On Tue, Jan 29, 2019 at 1:36 AM Andrzej Krzemienski via Boost < boost@lists.boost.org> wrote:
śr., 16 sty 2019 o 20:51 Emil Dotchevski via Boost
napisał(a): LEAF is a C++11 error handling library for use in low-latency
environments.
I'm looking for a Boost Review Manager. Any one of you good people
willing
to volunteer? :)
Features:
-Header-only, no dependencies.
- No dynamic memory allocations.
- Any error-related object of any movable type is efficiently delivered to the correct error handler.
- Compatible with std::error_code, errno and any other error code type.
- Support for multi-thread programming.
- Can be used with or without exception handling.
Hi Emil, In the docs we can see that one of the requirements for result<T> is that "T must be movable, and its move constructor may not throw."

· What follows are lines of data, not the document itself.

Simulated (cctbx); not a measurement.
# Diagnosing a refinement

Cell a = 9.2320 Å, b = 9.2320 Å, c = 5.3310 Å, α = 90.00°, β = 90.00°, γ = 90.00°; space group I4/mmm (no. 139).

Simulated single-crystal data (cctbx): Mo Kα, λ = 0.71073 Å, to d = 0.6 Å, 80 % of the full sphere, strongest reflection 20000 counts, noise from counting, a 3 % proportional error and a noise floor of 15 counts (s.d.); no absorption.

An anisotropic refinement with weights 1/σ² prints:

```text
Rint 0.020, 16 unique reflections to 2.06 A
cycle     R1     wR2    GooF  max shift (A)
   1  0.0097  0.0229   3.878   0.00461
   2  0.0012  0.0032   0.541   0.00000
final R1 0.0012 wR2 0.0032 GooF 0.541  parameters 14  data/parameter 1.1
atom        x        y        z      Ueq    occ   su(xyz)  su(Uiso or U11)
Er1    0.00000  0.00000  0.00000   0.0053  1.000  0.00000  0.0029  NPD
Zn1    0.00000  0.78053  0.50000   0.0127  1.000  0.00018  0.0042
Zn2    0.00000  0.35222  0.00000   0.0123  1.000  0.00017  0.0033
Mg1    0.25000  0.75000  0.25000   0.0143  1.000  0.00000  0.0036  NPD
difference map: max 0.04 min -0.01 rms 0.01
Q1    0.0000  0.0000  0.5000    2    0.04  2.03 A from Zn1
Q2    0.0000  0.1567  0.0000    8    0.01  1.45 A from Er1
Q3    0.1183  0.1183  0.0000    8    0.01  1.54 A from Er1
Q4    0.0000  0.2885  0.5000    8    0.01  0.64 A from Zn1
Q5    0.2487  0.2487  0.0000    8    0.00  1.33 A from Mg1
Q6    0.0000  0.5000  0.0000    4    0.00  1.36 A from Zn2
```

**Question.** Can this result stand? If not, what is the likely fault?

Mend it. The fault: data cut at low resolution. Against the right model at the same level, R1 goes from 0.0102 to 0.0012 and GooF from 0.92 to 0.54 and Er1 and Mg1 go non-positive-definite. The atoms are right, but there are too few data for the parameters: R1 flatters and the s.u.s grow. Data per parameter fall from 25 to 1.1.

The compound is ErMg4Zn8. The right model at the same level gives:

This seems to preclude guard-like types that are not movable to be returned from functions via result<T>. Like std::mutex. When a wrapper type is returned by value there is no need to move the internally stored T. At east in C++17. In principle, a wrapper should not require the wrapped type to be movable. Types like boost::optional or outcome::result do not have this requirement. They provide an "in-place" constructor for this purpose. Is it possible to lift the requirement in leaf::result?
Also, the part "move constructor may not throw" is a bit ambiguous. It could mean: 1. The program will not compile unless T's move constructor is annotated as `noexcept` or `throw()`. 2. If a move constructor of T is invoked and it ends by throwing an exception the behavior of the program is undefined.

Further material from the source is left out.